Tom Grill | Photographer's Choice RF | Getty Images

A persistent theme of NetNet is that faith in regulations to improve the financial sector is misplaced. Regulations are typically written under the direction of the most powerful financial institutions, and regulators operate as if they were agents of the companies they are allegedly regulating.

Economists use the phrase “regulatory capture” to describe this dynamic. But that’s a misnomer. It implies that at some point regulations and regulators were free and had to be captured. In fact, they are typically born captives, remain captive, and die captive deaths.

Daniel Pennell, a systems expert who has testified before the Virginia House of Representatives on MERS, recently had a conversation with the general counsel of MERS, the electronic mortgage database company that has recently come under fire from courts around the country.

Pennell asked whether MERS was worried about an investigation by the Office of the Comptroller of the Currency. The general counsel’s reply was a stunning admission—basically MERS isn’t worried because it is convinced that the government regards it as too important to be sanctioned for misconduct.

I then asked Mr. Anderson about the OCC investigation. I pointed out that the reports I had read, including those in the Wall Street Journal, said that the OCC was nearly complete with its investigation of the servicers and that although MERS was originally part of that investigation, it appeared that the investigation into MERS was being parsed out and put on a separate and ongoing track.

Mr. Anderson said that he could not comment on the OCC investigation or actions but then went on to say that no administration would allow, nor would it allow a judge’s ruling, to threaten the legal standing of a MERS member to take a home. He pointed out that MERS has some relationship with 60 percent of the mortgages in the country worth in the trillions of dollars. In other words, in his opinion, regardless of the law or the findings of the OCC, MERS is too important because of the dollars associated with its operation to be allowed to be found to be acting illegally.

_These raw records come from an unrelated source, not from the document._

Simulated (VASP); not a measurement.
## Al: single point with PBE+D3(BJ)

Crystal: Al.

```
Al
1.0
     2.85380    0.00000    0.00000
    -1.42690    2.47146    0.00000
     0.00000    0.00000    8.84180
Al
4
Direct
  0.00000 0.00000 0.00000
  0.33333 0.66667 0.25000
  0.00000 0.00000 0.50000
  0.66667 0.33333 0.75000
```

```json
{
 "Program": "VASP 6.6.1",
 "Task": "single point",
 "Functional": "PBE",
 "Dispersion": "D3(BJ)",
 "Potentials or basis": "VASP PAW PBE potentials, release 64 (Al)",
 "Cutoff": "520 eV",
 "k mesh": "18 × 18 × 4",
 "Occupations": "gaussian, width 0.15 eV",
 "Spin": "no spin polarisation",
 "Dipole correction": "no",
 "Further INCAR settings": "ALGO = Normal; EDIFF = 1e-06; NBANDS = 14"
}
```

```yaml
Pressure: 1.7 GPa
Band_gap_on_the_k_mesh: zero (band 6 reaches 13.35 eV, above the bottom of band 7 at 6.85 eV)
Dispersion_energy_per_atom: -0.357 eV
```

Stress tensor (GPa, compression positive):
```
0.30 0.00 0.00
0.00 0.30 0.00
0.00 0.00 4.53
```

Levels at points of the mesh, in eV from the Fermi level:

In short, this man, who from his position as legal counsel for the party under investigation has inside knowledge of the OCC investigation, is confident that the government will do all it can in its power, regardless of the evidence, to assure that MERS and its members are allowed to proceed as they wish because of the potential financial costs.

It’s not just Too Big To Fail that’s a problem. It is too big to regulate that cripples our attempts to rein in the financial sector.